Well gone are those days when people used to deal with hundreds of dataset now is the time when we deal with millions and billions of dataset which leads to a number of observations and inferences. But the main area of concern is how we are actually going to assess such a large amount of data? As for a humanly attempt, it is impossible to look forward to such a huge amount of data. So to ease up the work we came up with the concept of Machine Learning, which works on data and processes it to unleash new patterns. It provides the ability to learn without being explicitly programmed. To get the accurate and appropriate results out of ML model it is necessary to understand the data.
Google brought up the concept of Facets whose basic aim is to transform data into an interpretable and understandable fashion allowing the user to see a holistic scenario of data at distinct granularity. It can help developers to look for basic distinction and introspection of large datasets. It consists of two exclusive visualizations which can actually transform the way we apprehend and analyze data. The visualizations are executed as Polymer web components, supported by Typescript code and can be easily embedded into Jupyter notebooks or web pages.
Overview considers input data from various datasets and analyzes them corresponding to each feature and visualize the observations. Multiple datasets might consist of training set and test set and along with this common data issues which have the capability to affect ML are pushed to the forefront. The main motive is to provide developers an insight of the characteristics of datasets, distribution, and unpredicted values. The visual statistical analysis produced by overview can be used to obtain a comparative study across two or more datasets. The tools can process both numeric as well as string features.

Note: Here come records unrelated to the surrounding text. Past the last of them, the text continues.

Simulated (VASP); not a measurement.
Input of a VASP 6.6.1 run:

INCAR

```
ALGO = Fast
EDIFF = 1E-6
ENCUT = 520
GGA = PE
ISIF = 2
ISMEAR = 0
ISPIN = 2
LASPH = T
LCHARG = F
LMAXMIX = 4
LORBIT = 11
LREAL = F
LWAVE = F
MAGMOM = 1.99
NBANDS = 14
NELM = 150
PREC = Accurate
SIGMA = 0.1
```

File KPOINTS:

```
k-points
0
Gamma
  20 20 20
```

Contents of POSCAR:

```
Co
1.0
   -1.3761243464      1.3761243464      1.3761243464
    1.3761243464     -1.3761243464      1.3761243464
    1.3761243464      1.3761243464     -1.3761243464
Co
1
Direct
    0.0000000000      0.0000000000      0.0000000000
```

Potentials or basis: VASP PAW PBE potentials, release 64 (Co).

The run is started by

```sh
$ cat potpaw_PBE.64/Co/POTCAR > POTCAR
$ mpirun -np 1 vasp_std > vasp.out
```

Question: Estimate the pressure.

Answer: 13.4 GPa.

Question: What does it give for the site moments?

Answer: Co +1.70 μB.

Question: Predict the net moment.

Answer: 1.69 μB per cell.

It is a tool which provides interactive examining of the huge amount of data and allows transition between high-level-overview and low-level-details helping us to fetch quality inferences. It is easy to customise and locate the patterns among complex data through smooth animation, zooming, and filtering. Each item in the visualization delineates as a data point. Placing of items can be done by faceting or bucketing them in multiple dimensions by their feature values. With Facets Dive, you can manage the location, color and visual representation of each data point based on its feature values.
The research is part of PAIR initiative which aims to design a people-centric AI system that can help customers to deal with the data by providing them a better level of understanding. It is expected that this will lead people towards discovering new and interesting models and since this is an open source approach one can customize the visualizations according to specific needs. Presently visualizations work only in the Chrome browser, but this will be resolved in the future and it is expected to take our existing work forward by improving upon AI and Machine Learning.